Teaching Art History and Writing II: SECAC Conference Panel Review
Many of us have overheard the frustrated professorial refrain, “My students should have learned how to write in their Freshman Composition class!” Perhaps some of us are even guilty of such utterances ourselves. But this myth, which Linda S. Bergmann and Janet Zapernick call the “inoculation approach” to writing instruction, creates a false separation between writing skills and content, between medium and message.[1] In fact, much art historical inquiry happens through the act of writing itself; formulating words, sentences, and paragraphs is a means of producing knowledge rather than simply expressing it. The ability to write articulately – along with visual literacy and critical thinking skills – is one of the distinct ways that an Art History education can foster a sense of agency. Accordingly, much is at stake in developing art historical writing skills at all levels of the curriculum, for majors and non-majors alike.

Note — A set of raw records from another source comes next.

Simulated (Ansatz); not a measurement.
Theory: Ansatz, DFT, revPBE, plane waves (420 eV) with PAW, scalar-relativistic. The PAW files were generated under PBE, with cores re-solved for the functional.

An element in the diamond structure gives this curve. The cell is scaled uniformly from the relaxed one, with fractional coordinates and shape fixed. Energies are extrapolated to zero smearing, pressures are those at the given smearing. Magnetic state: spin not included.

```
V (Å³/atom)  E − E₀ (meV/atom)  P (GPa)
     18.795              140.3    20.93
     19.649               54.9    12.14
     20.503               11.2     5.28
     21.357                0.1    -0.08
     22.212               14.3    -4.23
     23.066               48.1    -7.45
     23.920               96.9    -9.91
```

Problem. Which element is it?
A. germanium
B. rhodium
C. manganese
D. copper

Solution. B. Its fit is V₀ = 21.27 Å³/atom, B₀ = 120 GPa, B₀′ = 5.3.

The panel Teaching Art History and Writing II at the 2018 SECAC Conference in Birmingham, Alabama, explored these issues. Similar to its sister panel proposed and chaired by Dr. Lindsay Alberts of Savannah College of Art and Design, the speakers approached the process of teaching art historical writing from diverse perspectives. Yet despite their differences, all shared the belief that Art Historical writing is an embodiedact. Whether considering questions of audience, creating interactive assignments, or fostering collaboration, each author foregrounded student agency as a meaningful strategy for enhancing their pedagogy.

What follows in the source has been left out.